Metadata entity

GenericEntity

Generic definition of metadata entity.

Biosample

Biosamples metadata entity.

Metadata entities. The goal of this module is to define the metadata entities that each archive uses. All the metadata is saved under the self.entity property, but the whole class can be accessed as a dictionary.

To make it easier for the users, it is expected that all properties can be accessed as a root property. The subclasses then must define how properties are accessed by defining “__setitem__”, “__getitem__” and “__contains__”. If unsure, look at the “Biosample” subclass to understand how this is implemented.

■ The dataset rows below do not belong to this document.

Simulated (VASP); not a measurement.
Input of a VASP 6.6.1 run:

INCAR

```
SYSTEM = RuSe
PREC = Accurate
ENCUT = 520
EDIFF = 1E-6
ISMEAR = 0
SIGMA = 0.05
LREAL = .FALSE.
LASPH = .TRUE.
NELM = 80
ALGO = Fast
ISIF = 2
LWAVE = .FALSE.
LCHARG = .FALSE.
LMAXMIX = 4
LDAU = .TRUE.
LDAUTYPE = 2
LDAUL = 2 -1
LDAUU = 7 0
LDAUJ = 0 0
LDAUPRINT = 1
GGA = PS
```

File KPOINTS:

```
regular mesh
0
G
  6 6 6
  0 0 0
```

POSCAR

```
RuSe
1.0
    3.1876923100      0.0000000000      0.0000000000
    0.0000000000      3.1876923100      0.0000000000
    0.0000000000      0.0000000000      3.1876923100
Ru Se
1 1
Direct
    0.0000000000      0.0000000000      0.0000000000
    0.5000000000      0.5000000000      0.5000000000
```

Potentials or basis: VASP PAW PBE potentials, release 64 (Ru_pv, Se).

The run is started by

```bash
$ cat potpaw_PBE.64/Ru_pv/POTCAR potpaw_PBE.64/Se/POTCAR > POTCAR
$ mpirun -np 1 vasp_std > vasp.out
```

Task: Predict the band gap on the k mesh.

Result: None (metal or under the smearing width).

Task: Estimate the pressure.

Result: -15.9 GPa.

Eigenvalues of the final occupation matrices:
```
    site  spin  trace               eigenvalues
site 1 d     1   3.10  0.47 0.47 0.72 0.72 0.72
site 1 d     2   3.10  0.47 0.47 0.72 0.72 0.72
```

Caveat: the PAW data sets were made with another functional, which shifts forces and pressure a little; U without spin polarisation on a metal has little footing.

The base generic entity also defines a custom JSON encoder, to avoid JSON.dumps issues. Any class not serializable will be turned to string.

Mandatory arguments:

  • metadata_content: Metadata content for the entity, in JSON format.

  • field_mapping: Map <archive_key_name>:<metadata_content_key_name> in JSON format

  • keep_non_mapped_fields: Boolean, wether to keep the non-mapped fields.

Optional arguments:

  • verbose: set to True if you want INFO and above-level logging events. If not set or set to False, only WARNING and above will be displayed

Subclasses of GenericEntity must define the following methods/properties:

  • @GenericEntity.setter

  • id property

  • accession property

  • validate

  • flatten

  • dictionary special methods (‘__setitem__’, ‘__delitem__’, ‘__getitem__’, ‘__contains__’)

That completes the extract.